Here we report systematic experimental observations of petroleum/brine/carbonate interfaces that reveal a new understanding of the systematic controls of brine composition (specifically SO42− concentration) on petroleum production. First, we confirm that elevated SO42− electrolyte ion concentrations lead to enhanced oil recovery through operando measurements of core flooding of natural carbonate rocks at elevated temperatures representative of the subsurface. Second, we perform spontaneous imbibition studies as a function of [SO4] to reveal significant changes in oil recovery, in-situ observed water contact angles, and measurements of oil-phase connectivity. These behaviors are correlated and follow sigmoidal responses as a function of [SO4]. Third, we perform molecular-scale observations of model calcite single crystal surfaces interacting with the brines and petroleum. These studies reveal that there is no measurable affinity of SO42− at the carbonate-brine interface (e.g., adsorption, incorporation). Instead, we find that the carbonate-petroleum interface is altered due to previous exposure to sulfate-containing brines. Together, these results suggest that EOR is controlled by reduced oleophilicity in the presence of SO4 (i.e., weakening interactions at the carbonate-petroleum interface) rather than increased hydrophilicity of the carbonate-brine interface.

Results

Operando observations of enhanced oil recovery with SO4 brines

Experimental details and procedures are described in the “Materials and Methods” section. Core flooding and spontaneous imbibition tests were performed using natural carbonate rock samples obtained from a carbonate oil field. We focus on the effect of SO4 ions by using two end-member synthetic brines and their mixtures (Table 1) to probe the role of SO4 concentrations at fixed salinity. Tailored Water 1 (“TW1”) consists predominantly of Na+ and Cl- along with [SO4] = 429 ppm and lesser amounts of Mg2+ and Ca2+ at an ionic strength of 0.12 M. Tailored Water 2 (“TW2”) consists of Na2SO4 at the same ionic strength, with [SO4] = 3896 ppm.

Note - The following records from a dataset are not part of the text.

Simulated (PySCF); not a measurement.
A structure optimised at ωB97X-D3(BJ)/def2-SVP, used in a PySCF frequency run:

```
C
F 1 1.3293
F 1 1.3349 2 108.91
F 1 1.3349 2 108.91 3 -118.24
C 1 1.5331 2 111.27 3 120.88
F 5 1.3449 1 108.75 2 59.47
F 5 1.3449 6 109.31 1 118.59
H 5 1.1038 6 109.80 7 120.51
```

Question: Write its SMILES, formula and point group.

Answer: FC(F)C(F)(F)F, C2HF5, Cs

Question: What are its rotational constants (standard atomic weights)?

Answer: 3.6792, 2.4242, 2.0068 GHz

Table 1 Compositions and characteristics of synthetic brines.

The core flooding tests were performed with two rock specimens (Samples A and B) that were previously saturated by petroleum (Fig. 1). The displacement of petroleum from the oil saturated rock was performed at 90 °C and P = 2.5 bars, representing the conditions of the subsurface. Operando images by synchrotron CT show the initially petroleum-saturated rock and after the petroleum was displaced by 10 pore volumes (PV) of TW1. Both samples were found to have an equivalent oil recovery of 29%. A second core displacement measurement for Sample A using 10 PV of a 60:40 mixture of TW1:TW2 led to an additional 7% oil recovery, or a net oil recovery of 36%. In contrast, the second core displacement for Sample B using the TW2 brine had an additional 13% oil recovery, double that observed for the TW1:TW2 mixture, for a net oil recovery of 42%, directly confirming that SO4 induces EOR.

Figure 1
figure 1

Water saturation profiles in core flooding measurements at 90 °C are shown for (a) Sample A after displacing petroleum with 10 PV of TW1, and after 10 PV of a 60:40 TW1/TW2 mixture, and (b) Sample B after oil displacement with TW1 then TW2. Cross sectional images of the rock, obtained by XCT, in contact with oil and after displacement using each of the two brines is shown (inset, scale bars indicate 1 mm). (XCT images are segmented to show water and oil as blue and red regions, respectively, while the carbonate matrix is shown in grey).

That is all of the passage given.